Latest update February 21st, 2025 10:48 AM
Jun 11, 2022 Features / Columnists, Peeping Tom
Kaieteur News – George Lamming died this past week. He is considered by some as the doyen of Caribbean literature. The University of the West Indies has described him as a “Caribbean and global literary luminary, Philosopher King of Post-colonialism, and social justice activist”.
A number of letters have appeared in the local media heralding his achievements and his life. But not many of those have recalled his profound observation about the state of affairs in Guyana at the time of the assassination of Dr. Walter Rodney.
Lamming was not well-known to the present generation of Guyanese even though he was an associate of the late Dr. Walter Rodney. Lamming died at the ripe old age, days shy of his 95th birthday. Walter Rodney was assassinated in 1980 at the still young age of 38 years. He would have been 80 years this year.
Lamming was a literary giant. But he was also a keen social and political analyst. And indeed his poetry combined both his skill with words with his insights as an observer of post-colonial society.
Given his status as an elder, the younger generation – except those with an interest in Caribbean Literature – may be forgiven for not knowing much about Lamming. But older generation will remember him well and will particularly recall the warning he sounded about the dangers of the Burnham dictatorship.
His address at the funeral of Walter Rodney has been reproduced in a book published under his name. Eight years ago, Stabroek News printed Lammings address at Rodney’s funeral.
Lamming warning then is a chilling reminder of the dangers of supporting narratives of dictatorship. Too many Guyanese, both the ignorant and the informed, are peddling this narrative in the hope that somehow it will lead to the justification of the attempt to steal the elections and to return the APNU+AFC to power.
Dictatorship means danger. At the funeral of Walter Rodney, Lamming told the tens of thousands present that: “Today, we meet in a dangerous land, and at the most dangerous of times.”
Indeed, the times were perilous. The Death Squad gunned down persons without any fear of sanction; the Special Branch was ubiquitous. Spies were everywhere, even in classrooms at the University of Guyana. Non-political friends of activists of the Working People’s Alliance were under surveillance. The homes of opposition activists were constantly raided.
A local staff of the Foreign Ministry had attended Queen’s College with Walter Rodney’s colleague, Dr. Rupert Roopnarine. He met Roopnarine on the street outside of the Ministry of Foreign Affairs. He stopped and had a friendly chat with him – as old school friends do. He was noticed by the PNC’s spy machinery and summoned to give account of his conversation with Roopnarine.
Guyana was a dangerous country. It took tremendous courage for Lamming to jump on a plane in Barbados to come to Guyana for Rodney’s funeral. But this he did despite the dangers involved. That danger was amplified by the knowledge that dictators do not care to account for their conduct. The very act of rigging elections gives them license to commit political atrocities, including political assassination, because they know they only have a slim chance of sanctions.
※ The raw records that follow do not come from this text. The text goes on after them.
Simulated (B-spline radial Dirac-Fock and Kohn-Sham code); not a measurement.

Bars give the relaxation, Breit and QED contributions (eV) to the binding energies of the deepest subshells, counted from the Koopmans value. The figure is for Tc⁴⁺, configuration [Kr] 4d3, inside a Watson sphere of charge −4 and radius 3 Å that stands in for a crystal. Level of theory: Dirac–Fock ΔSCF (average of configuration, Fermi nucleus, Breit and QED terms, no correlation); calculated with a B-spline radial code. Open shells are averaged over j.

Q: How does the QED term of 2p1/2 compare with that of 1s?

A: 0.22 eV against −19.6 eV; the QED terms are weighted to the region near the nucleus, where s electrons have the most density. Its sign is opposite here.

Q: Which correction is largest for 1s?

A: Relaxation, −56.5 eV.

Lamming was harsh, but just, in his condemnation of the danger which Burnham represented. He said then that the country’s supreme authority had ceased to be answerable to any moral law, had ceased to recognise or respect any minimum requirement of ordinary human decency.
This is the nature of dictatorship. It produces demons. And it was a demon who was the political architect of Rodney’s assassination.
Lamming would go on to write the Foreword for Rodney’s: “A History of the Guyanese Working People: 1881-1905”. Rodney had finished the book just prior to his assassination.
In his foreword, Lamming noted that Guyana had become a land of horrors. For him, the country had passed the stage of placing democracy on trial. What was at stake was whether democracy would survive what Lamming called an “official crucifixion.”
Unlike many of Rodney’s political colleagues, Lamming never developed amnesia about Rodney’s fight against dictatorship. Ten years ago, he detected what he deemed was amnesia of convenience about the assassination of Rodney. As the Guyana Chronicle reported, Lamming bemoaned that a generation of younger Guyanese did not know what the name Walter Rodney meant [stood for].
This amnesia stands as an indictment against Rodney’s party and his colleagues. It must be reversed.
Next Monday, June 13 will mark the 42nd anniversary of the assassination of Walter Rodney. There can be no better way to observe this anniversary than by honouring Lamming and recalling his implicit caution about the dangers of dictatorship.
(The views expressed in this article are those of the author and do not necessarily reflect the opinions of this newspaper.)